(89c) Effect of Surface Modification on Filtration Performance of Gas-Liquid Coalescing Filters (Invited)

Authors: 
Chen, F., Beijing Key Laboratory of Process Fluid Filtration and Separation
Ji, Z., Beijing Key Laboratory of Process Fluid Filtration and Separation
Qi, Q., Beijing Key Laboratory of Process Fluid Filtration and Separation
Great attention has been paid to the purification of liquid particles from exhaust streams by fibrous filters which are mostly wettable. However, it seems that non-wettable filters are more advantageous under certain conditions, with superior gas-liquid filtration performance. Hence, the requirement of modifying the surface properties of present wettable filters is increasing, because the fiber surface characteristics can not only alter shapes of liquid particles on the fiber surface, but also influence capture mechanisms of liquid particles carried by the airflow. Especially, the processes of coalescing, transporting and draining of liquid particles are closely related to the fiber surface properties.

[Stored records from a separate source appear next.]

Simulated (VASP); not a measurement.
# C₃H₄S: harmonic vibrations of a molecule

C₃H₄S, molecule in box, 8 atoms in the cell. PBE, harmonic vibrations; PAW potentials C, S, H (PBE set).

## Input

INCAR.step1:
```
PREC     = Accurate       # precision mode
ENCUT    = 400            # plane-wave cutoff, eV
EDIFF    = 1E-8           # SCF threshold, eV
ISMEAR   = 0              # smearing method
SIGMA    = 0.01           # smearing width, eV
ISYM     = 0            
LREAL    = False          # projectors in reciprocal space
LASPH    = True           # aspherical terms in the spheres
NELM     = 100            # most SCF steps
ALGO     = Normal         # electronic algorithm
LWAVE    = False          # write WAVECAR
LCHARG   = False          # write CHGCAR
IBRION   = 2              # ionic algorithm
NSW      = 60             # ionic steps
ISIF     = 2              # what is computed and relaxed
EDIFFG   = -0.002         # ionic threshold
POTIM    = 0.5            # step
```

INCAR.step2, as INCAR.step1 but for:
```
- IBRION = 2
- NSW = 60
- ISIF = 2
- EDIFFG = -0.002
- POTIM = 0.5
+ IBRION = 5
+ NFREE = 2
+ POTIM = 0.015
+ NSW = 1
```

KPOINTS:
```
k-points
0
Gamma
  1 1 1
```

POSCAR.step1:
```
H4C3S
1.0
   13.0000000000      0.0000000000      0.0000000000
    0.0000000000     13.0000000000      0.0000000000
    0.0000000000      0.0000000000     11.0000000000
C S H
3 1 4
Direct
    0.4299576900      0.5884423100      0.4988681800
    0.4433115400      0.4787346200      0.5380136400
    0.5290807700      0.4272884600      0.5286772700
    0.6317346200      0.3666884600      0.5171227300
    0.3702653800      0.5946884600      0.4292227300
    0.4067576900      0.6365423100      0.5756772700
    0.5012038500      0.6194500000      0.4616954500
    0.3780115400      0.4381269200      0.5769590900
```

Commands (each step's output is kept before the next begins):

The work aimed at experimentally investigating the effect of surface modification on separation of liquid particles by filters from air streams. Three different methods were applied to modify surface properties of glass microfiber filters, which were commonly in use in industries and were selected as the experimental control, being transferred from wettable to non-wettable. First method was using the silicon dioxide (SiO2) nanoparticles, with a mean diameter of about 100 nm (greatly smaller than the fiber diameters), and they were physically grafted onto fiber surface. The second method was treating filters with fluoropolymer to reduce the surface energy of fibers. The third treating method combined the two strategies above, viz., nano coating followed by polymer fluorination. Therefore, the fibers possessing the best liquid-repellent performance were obtained. All filters were tested with an employment of a filtration performance experimental setup, aiming to evaluate the pressure drop, efficiency and quality factor. The efficiency was derived from both upstream and downstream particle number concentrations, simultaneously utilizing a scanning mobility particle sizer (SMPS) and an aerodynamic particle sizer (APS). The particle sizes taken in this study range from 0.05 to 20 microns.

It was illustrated in the results that the surface modification played an important role in the surface characteristics and filtration performance of fibrous filters. The three methods mentioned above were all able to change the wettability of filters from wettable condition to non-wettable one. The average oil contact angles were 101°, 107°, and 135°, respectively, for these three different kinds of modified filters. It was found that the nanoparticles were uniformly distributed on the fiber surface by microscopic observation. Furthermore, a pronounced increase of equilibrium efficiency was shown from all modified filters, compared to the control. As expected, it was difficult for the modified filters to be wetted by liquid, which resulted in a reduced equilibrium saturation, suggesting a longer operation lifetime for these filters. However, the results also showed that filters modified by the first and third methods presented slightly higher steady-state pressure drop, as the migration and drainage of liquid particles were negatively affected by grafted nanoparticles. On the whole, a filter, first modified by grafting nanoparticles and then treated with fluorination, had the overall best filtration performance in the steady state, with a highest quality factor of 0.84 kPa-1for the particles measured by the SMPS and of 1.82 kPa-1 for the particles measured by the APS.